I have a new partner who I have been with for a few months.
We have been spending one or two days a week together and its very intense and a wonderful relationship which is mostly making me very happy.
In order for me to see my partner I usually get a babysitter so we can go out for the evening and then he stays over at mine.

The issue is, that I feel that I have pushed him into a situation where he is both dating me and co-parenting. When he wants to push the pushchair or put DS on his shoulders it makes me stressed. If they playfight, or if he helps feed DS's dinner I feel pushed out and alarmed.

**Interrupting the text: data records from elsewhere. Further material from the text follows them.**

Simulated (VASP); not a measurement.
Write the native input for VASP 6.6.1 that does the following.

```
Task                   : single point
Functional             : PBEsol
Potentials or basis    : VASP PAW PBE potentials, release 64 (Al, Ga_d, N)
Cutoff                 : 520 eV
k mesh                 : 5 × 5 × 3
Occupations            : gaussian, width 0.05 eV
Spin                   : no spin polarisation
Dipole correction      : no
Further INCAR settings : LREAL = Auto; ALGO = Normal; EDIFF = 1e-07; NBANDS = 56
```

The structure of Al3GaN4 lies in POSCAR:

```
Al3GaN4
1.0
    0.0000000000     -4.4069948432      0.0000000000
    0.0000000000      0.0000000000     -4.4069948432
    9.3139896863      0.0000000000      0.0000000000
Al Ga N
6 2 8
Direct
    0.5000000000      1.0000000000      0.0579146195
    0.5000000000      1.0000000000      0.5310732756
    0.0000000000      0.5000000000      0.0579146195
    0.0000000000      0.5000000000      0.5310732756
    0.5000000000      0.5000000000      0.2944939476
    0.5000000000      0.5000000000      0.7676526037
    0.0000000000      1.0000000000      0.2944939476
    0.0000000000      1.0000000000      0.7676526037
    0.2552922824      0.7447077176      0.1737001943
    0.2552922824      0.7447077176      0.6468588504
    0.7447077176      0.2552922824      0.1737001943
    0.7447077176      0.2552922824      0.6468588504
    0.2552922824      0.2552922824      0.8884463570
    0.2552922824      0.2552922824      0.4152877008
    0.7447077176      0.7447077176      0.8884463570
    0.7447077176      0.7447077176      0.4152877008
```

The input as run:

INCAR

For the most part, I have been extremely grateful as my DS can seem to be out of control and wild and my new partner seems to be fantastic with children, able to use just the right balance of bribery and firm talking to get good behaviour.

Is it unusual to feel this way? I know that DS has a Dad and so feel uncomfortable that DS now has a really good, strong role model around.

I feel terrified thinking of Baby P and other cases that those mum's trusted their partners who ended up abusing their child.

I'm maybe not ready to accept this change, although I feel DS and my partner are starting to develop a bond and I do love my partner.

What should I do? And how can I tell him, that although he is doing everything right, and giving DS exactly what he needs, I don't like it!

WADA Wed 10-Nov-10 06:35:13

I would ask yourself why you feel the way you do. For instance do you have a hunch something is not quite right or do you feel everything's happening too soon? I may be picking up something which isn't there but you say that the relationship is 'very intense' and 'which is mostly making me happy'. Do the words you use given an indication that all is not necessarily well?

BooBooGlass Wed 10-Nov-10 09:23:33

It's far too soon, a few months in, to be having any 'family' time at all. WHy the rush to introduce and include your son??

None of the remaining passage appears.